Question: Bill and Ted in a Race

Comment on Bill and Ted in a Race

Let T time ted complete the race.

Rate Time Distance
bob (240/T) - 5 T+4 240
ted 240/T T 240

Rate * Time = Distance
((240/T) - 5) ( T+4) = 240
240-5T+(960/T)-20 = 240
-5T^2+960-20T=0
T^2+4T-192 = 0
T can be -16 or 12 therefore T=12

now (240/12) - 5 = 12.
greenlight-admin's picture

I have a good feeling (based on your other solutions thus far) that your approach is valid :-)

However, in this solution, I'm not sure what you mean with some of the expressions. For example, I don't know what "(240/T) - 5 T+4 240" and "240/T T 240" are referring to.

Thank you so much, Brent!, tried to put in table, somehow those extra spaces i have used to form table didn't work,my bad.

Let T be the time Ted take to complete the race

Ted's rate => D/T = 240/T since 240 is the total distance.

Bob would be taking T+4 time to complete the race

Bob's rate will be 5 m/hr slower than Ted's rate, that is => (240/T) - 5

Bob's rate * Bob's time = distance
((240/T)-5) (T+4) ) = 240
240-5T+(960/T)-20 = 240
-5T^2+960-20T=0
T^2+4T-192 = 0
T can be -16 or 12 therefore T=12

Ted's race completion time is 12

Bob's rate will be (240/T) - 5 => ( (240/12) ) - 5 = 15 m/hr
greenlight-admin's picture

Perfect!

What is the quicker strategy to answer this question? I know the GRE doesn't test our ability to do long calculations, and this is a pretty long calculation. So I've been trying to figure out what the fastest way to answer this is without doing long calculations. Has anyone figured it out?
greenlight-admin's picture

Hi Allison,

I agree with the fact that the GRE doesn't test our ability to perform long calculations. That said, this is a pretty high-level question, and the calculations (once you've created the equation) aren't that crazy.
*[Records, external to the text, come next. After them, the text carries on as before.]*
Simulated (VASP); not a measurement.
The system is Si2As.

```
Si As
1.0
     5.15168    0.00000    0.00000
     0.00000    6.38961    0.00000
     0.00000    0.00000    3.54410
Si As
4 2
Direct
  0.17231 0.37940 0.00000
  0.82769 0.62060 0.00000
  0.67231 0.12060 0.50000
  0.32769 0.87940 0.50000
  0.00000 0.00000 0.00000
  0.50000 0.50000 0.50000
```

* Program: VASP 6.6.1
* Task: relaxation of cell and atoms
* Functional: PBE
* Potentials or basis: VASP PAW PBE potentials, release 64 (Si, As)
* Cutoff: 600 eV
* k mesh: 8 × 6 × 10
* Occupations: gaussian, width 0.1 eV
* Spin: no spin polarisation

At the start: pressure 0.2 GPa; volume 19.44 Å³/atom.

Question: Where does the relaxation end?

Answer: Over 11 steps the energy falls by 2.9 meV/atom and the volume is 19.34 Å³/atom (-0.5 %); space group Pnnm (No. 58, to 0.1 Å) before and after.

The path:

You said at the beginning of the video that checking the answer choices is the easiest way to solve this question can you mention how?
greenlight-admin's picture

You bet.

Let's test answer choice A) 7.5
This means Bill's average speed was 7.5 mph
Bill's travel time = distance/speed = 240/7.5 = 32 hours

We're told that Bill's speed is 5 mph slower that Ted's speed. So, Ted's average speed was 12.5 mph
Ted's travel time = distance/speed = 240/12.5 = 19.2 hours

The question tells us that Ted's travel time was 4 hours less than Bill's time.
HOWEVER, when we plug in answer choice A, Ted's travel time is 12.8 hours less than Bill's time

So, answer choice A is incorrect.
---------------------------------------

Now let's test answer choice E) 15
This means Bill's average speed was 15 mph
Bill's travel time = distance/speed = 240/15 = 16 hours

We're told that Bill's speed is 5 mph slower that Ted's speed. So, Ted's average speed was 20 mph
Ted's travel time = distance/speed = 240/20 = 12 hours

The question tells us that Ted's travel time was 4 hours less than Bill's time.
That's EXACTLY what we get when we plug in answer choice E!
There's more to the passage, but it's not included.